The sale of 84 new Boeing F-15 Eagle supersonic jet fighters to Saudi Arabia and upgrades to 70 other Royal Saudi Air Force warplanes totaling $30 billion dollars was announced on Thursday, December 29, 2011 by President Obama from his White House vacation retreat in Hawaii, as reported on that date by The Wall Street Journal, The Sydney Morning Herald, BBC News, the Toronto based National Post, and other international media outlets.
Confirmation of the huge armament deal also sends a strong political message to Iran which has been threatening to blockade the Strait of Hormuz, a 34-mile wide choke point in the Persian Gulf between Iran and the United Arab Emirates through which an average of 13 tankers carrying 15.5 million barrels of crude oil passes daily.
The Iranians have also been developing a nuclear fuel enrichment facility with the potential of being used in strategic weapons, including missiles and atomic bombs.
Both the U.S. and Saudi Arabia have been stressing the economic benefits of the government to government deal, which is projected to generate more than 50,000 manufacturing and supplier jobs in 44 states, in a ripple effect spreading out from Boeing’s F-15 manufacturing plant in Saint Louis, Missouri.

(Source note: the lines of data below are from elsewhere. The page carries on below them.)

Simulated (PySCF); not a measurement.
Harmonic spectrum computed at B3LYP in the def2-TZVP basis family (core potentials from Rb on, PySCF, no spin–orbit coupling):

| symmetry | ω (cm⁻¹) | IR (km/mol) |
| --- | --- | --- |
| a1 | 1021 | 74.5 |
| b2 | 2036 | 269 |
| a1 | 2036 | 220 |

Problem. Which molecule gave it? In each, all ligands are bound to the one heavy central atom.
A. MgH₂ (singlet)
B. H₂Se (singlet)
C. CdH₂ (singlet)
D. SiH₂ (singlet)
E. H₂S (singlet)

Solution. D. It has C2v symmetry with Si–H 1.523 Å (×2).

According to Dennis Muilenburg, head of Boeing’s defense segment, the sale was also part of the aerospace and defense company’s strategy of expanding international sales to grow defense segment revenues from 7% five years ago, to a projected 25-30%.
Jobs in Saudi Arabia will also be created, including parts assembly and manufacturing at a facility in Riyadh, the capital and largest city in the Kingdom, with a population exceeding 5-1/4 million people.
The U.S. Congress would have to sign off on the agreement. Political analysts say that it is unlikely that members of either political party would stand in the way of such a massive financial package, which is a key element to U.S. foreign policy, military defense, and economic growth.
The only concerns have been expressed by sources in the Israeli government over issues of losing their own military superiority.
According to Anthony Cordesman, a defense analyst at the Center for Strategic and International Studies, as quoted in The Wall Street Journal, the Israeli military’s concerns about Iran outweighs the potential risks they might perceive from Saudi Arabia or other Arab states acquiring improved military hardware.
Expressed in another way, as the Government of Israel sees it, any enemy of Iran could be considered as an ally.
The McDonnell Douglas F-15 Eagle, which is now owned and manufactured by Boeing, sells at a unit cost of $28 to $30 million dollars a plane.
The high performance, twin-engine, all-weather tactical fighter is considered among the most successful modern warplanes with over 100 aerial combat victories with no losses in dogfights.
It is rated at speeds in excess of Mach 2.5, or over 1,650 miles per hour. As of September 2009, the U.S. Air Force operated 367 F-15C/D aircraft. The plane is also flown by the Israeli Air Force, the Japan Air Self-Defense Force, and the Royal Saudi Air Force, which has operated 4 squadrons of F-15C/D since 1981.
The warplane has a combat radius of 1,222 miles, a ferry range of 3,450 miles, a service ceiling of 65,000 feet, and a rate of climb exceeding 50,000 feet per minute. It has a total of 11 hardpoints or weapons stations, each accommodating various missiles, as well as a 6-barreled gatling cannon, and an array of advanced electronic countermeasures, as seen in the attached slide show and video clip which accompany this report.
Saudi Arabia and Iran have long been bitter regional rivals with tensions escalating earlier this year after the U.S. accused Iran of plotting to assassinate the Saudi ambassador to the U.S. in Washington.
The Boeing F-15 arms deal is the latest move in a strategic global geopolitical chess game.
The Kingdom of Saudi Arabia is considered the most militarily advanced of the Arab Gulf states, one of the richest countries in the world, and plays a key role to American policy in the Middle East. It is also vital to U.S. energy security, and ranks as the third-largest source of U.S. oil imports.